Philippe Verdy via Unicode wrote in <CAGa7JC3UomnN+Qzr3JGhqgJY+e-y6AYFk+\
w9+jEARW4Ghyk8hg_at_mail.gmail.com>:
|You forget that Base64 (as used in MIME) does not follow these rules \
|as it allows multiple different encodings for the same source binary. \
|MIME actually
|splits a binary object into multiple fragments at random positions, \
|and then encodes these fragments separately. Also MIME uses an extension \
|of Base64
|where it allows some variations in the encoding alphabet (so even the \
|same fragment of the same length may have two disting encodings).
|
|Base64 in MIME is different from standard Base64 (which never splits \
|the binary object before encoding it, and uses a strict alphabet of \
|64 ASCII
|characters, allowing no variation). So MIME requires special handling: \
|the assumpton that a binary message is encoded the same is wrong, but \
|MIME still
|requires that this non unique Base64 encoding will be decoded back \
|to the same initial (unsplitted) binary object (independantly of its \
|size and
|independantly of the splitting boundaries used in the transport, which \
|may change during the transport).
Base64 is defined in RFC 2045 (Multipurpose Internet Mail
Extensions (MIME) Part One: Format of Internet Message Bodies).
It is a content-transfer-encoding and encodes any data
transparently into a 7 bit clean ASCII _and_ EBCDIC compatible
(the authors commemorate that) text.
When decoding it reverts this representation into its original form.
Ok, there is the CRLF newline problem, as below.

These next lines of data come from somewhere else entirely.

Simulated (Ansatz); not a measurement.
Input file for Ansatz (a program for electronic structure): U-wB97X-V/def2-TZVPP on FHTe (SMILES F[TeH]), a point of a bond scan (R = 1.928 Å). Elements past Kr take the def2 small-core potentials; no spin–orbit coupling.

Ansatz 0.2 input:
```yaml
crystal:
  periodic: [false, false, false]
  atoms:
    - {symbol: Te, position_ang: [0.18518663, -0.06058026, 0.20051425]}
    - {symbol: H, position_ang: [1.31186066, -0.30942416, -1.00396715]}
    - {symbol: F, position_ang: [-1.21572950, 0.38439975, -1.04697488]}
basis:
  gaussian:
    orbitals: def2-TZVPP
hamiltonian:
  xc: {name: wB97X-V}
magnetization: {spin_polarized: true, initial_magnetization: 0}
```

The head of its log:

What do you mean by "splitting"?
...
The only variance is described as:
Care must be taken to use the proper octets for line breaks if base64
encoding is applied directly to text material that has not been
converted to canonical form. In particular, text line breaks must be
converted into CRLF sequences prior to base64 encoding. The
important thing to note is that this may be done directly by the
encoder rather than in a prior canonicalization step in some
implementations.
This is MIME, it specifies (in the same RFC):
2.10. Lines
"Lines" are defined as sequences of octets separated by a CRLF
sequences. This is consistent with both RFC 821 and RFC 822.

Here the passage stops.